Oil majors to stay onshore Nigeria despite rumours of an exodus

A wave of planned sales of onshore Nigerian assets by oil majors has prompted speculation that they are finally leaving the Niger Delta because of oil theft, gangsterism and political uncertainty, Reuters reports. However, according to industry source, foreign firms such as Royal Dutch Shell, Eni and Total have no intention of leaving just yet.

There is little doubt that the majors will sell off some small blocks that are realistically not worth their while – think those assets worst affected by theft and sabotage, or field that risk expropriation in a government push to promote local ownership.
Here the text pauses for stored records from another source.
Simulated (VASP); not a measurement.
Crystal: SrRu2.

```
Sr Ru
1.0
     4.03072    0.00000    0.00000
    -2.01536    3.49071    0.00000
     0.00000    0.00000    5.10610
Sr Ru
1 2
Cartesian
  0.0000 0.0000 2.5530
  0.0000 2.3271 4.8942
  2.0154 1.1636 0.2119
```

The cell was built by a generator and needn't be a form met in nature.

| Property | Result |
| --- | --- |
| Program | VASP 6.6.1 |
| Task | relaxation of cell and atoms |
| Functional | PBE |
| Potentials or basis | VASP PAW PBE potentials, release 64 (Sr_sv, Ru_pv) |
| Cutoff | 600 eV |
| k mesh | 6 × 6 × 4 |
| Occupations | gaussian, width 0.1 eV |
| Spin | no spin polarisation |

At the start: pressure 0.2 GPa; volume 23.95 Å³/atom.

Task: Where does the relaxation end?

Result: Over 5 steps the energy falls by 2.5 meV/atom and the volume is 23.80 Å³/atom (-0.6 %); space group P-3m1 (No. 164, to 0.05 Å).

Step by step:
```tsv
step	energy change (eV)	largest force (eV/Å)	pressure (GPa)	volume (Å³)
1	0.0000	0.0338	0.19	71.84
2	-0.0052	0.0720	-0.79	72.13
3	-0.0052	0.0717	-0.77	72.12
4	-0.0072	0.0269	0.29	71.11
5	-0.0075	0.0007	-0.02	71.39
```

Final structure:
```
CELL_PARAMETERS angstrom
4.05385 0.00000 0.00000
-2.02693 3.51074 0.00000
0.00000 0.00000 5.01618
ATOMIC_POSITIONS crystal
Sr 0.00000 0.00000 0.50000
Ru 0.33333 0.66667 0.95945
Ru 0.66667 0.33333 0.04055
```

However, the larger oil producing blocks, huge gas deposits, key pipelines and the export terminals that control the passage of onshore oil to international markets will most likely stay in their hands, which will enable them to retain infrastructure for which they can charge rent to other users.

Complaints by oil majors that Nigeria has done little to combat oil theft or end uncertainty over changes to the fiscal regime by passing the Petroleum Industry Bill (PIB) are genuine, but they won’t drive the firms away from the country.

“Nigeria’s ‘difficult’ operating environment, security concerns and the non-passage of the PIB all provide useful cover for what may essentially be a portfolio optimisation process,” said Razia Khan, Head of Africa Research at Standard Chartered.

What they say…

  • Shell CEO Peter Voser told Reuters this month the company was not seeking to leave Nigeria. Shell recently announced it would spend $3.9 billion on a gas project and a reconstruction of a better protected Trans Niger pipeline, one of the country’s most important crude oil routes and often hit by outages caused by theft or sabotage. That suggests it still sees value working onshore in Nigeria.
  • Eni said it had lost 30,000 bpd of output in the first half of the year due to theft and CEO Paolo Scaroni said the company was “reviewing its position” in Nigeria.